Song of the City, photograph courtesy of Akademi and Southwark Playhouse

In my last blog entry, I admitted that I find Rabindra Sangeet boring and wished it could be set free from its traditional interpretation.  Well, it seems as there are other people who want this as well.  Last night I attended an interesting dance production called ‘Song of the City‘ by Akademi which uses Tagore’s songs in a contemporary way.   The piece is about three characters – Muse, Artist and Man who fall in and out of tune with the city.  The dance blends ballet, bharatnatyam and modern dance while the music mixed stripped back Bengali vocals, pulsating big beats, clarinet ( played by Arun Ghosh who also composed for the production) and an electronica-tinged soundscape.  And then the actual setting.  It was a character in its own right.  Dark, atmosphere and musty vaults underneath London Bridge where the subterranean space was given a golden dirty hue by the naked lightbulbs hanging from the ceiling.

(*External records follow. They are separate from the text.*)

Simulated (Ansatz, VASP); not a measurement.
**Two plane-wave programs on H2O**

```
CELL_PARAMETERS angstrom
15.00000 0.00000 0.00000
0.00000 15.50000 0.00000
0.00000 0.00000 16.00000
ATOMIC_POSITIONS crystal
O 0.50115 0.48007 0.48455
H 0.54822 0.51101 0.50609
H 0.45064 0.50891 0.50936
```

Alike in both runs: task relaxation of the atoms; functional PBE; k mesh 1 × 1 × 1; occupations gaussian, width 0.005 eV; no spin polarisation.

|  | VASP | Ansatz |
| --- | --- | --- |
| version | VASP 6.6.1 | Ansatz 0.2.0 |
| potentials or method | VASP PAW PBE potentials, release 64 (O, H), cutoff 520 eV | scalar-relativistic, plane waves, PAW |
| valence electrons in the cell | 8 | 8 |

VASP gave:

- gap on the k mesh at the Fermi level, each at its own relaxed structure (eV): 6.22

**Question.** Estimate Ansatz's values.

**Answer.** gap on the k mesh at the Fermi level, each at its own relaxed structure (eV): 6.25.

All in all, quite an interesting production.  I didn’t come away spellbound as some bits worked well, others less so.  However, what was most interesting for me was that the Rabindra Sangeet wasn’t boring to listen to!  No harmonium, no irritating bells, no monotonous singing.  The songs were rendered full of emotion and momentum.  Why?  The accompanying music lifted the lyrics from the doldrums, gave it life and meaning.  Layers of dub, electronica and beats along with the modern dance gave the songs the much needed atmosphere and context that has been sadly lacking in other Tagore dance dramas.  Sacrilege for some, a surprising evening for me.